NAGPUR: Neither the Bharatiya Janata Party (BJP) nor its ideological parent, the Rashtriya Swayamsevak Sangh (RSS) has ever admitted it, but the perception was that the latter was largely absent from the summer’s Lok Sabha elections, in which the BJP-led Mahayuti won only 17 of the 48 seats in the state.
But RSS cadres were busy in the Maharashtra assembly election in which the BJP-led alliance is leading on 224 of the state’s 288 seats.
Dilip Deodhar, a former senior swayamsevak and long-time RSS observer, noted that following the BJP’s disappointing performance in the June Lok Sabha elections, the RSS decided to play a more active role in the assembly elections campaign in Maharashtra.
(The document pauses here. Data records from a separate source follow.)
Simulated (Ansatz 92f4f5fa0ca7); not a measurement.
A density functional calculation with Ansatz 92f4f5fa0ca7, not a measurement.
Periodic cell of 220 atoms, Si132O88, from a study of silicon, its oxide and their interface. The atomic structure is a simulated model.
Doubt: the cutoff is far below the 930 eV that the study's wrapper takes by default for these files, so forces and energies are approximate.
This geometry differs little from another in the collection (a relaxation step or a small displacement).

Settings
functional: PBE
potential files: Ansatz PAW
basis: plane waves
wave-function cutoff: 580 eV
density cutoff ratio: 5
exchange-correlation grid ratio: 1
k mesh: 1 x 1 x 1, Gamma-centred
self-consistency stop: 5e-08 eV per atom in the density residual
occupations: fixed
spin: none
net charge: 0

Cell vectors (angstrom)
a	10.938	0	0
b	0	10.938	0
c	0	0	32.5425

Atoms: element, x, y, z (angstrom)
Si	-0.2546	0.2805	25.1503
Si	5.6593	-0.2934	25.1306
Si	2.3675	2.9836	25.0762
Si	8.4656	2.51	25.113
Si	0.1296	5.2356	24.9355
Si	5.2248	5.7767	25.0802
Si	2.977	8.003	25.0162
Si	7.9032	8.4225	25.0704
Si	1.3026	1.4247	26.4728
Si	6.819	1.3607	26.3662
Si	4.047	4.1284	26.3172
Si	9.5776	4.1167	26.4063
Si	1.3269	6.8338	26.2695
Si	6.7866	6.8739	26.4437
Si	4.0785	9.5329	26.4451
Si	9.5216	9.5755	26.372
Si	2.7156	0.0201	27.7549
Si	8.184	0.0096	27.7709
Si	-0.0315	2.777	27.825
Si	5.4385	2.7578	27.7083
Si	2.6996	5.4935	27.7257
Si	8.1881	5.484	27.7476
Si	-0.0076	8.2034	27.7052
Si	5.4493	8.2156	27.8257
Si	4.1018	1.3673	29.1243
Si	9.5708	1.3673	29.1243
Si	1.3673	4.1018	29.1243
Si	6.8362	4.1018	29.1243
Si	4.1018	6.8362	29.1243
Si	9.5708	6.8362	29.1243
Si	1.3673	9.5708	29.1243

It appointed Atul Limaye, the former chief of the RSS’s western region and now joint general secretary, to lead the effort. Limaye collaborated with prominent BJP leaders, including Union minister Nitin Gadkari and former chief minister Devendra Fadnavis, and with BJP leaders from Delhi, particularly from BL Santosh, the national organising secretary, and Arun Kumar, the coordinator between the RSS and the BJP.
Deodhar emphasised that the unprecedented efforts made by the RSS this election cycle surpassed the mobilisation even during the 1977 elections post-Emergency and the 2014 campaign that brought Narendra Modi to power. “The election was virtually contested by the RSS, not just the BJP,” he asserted.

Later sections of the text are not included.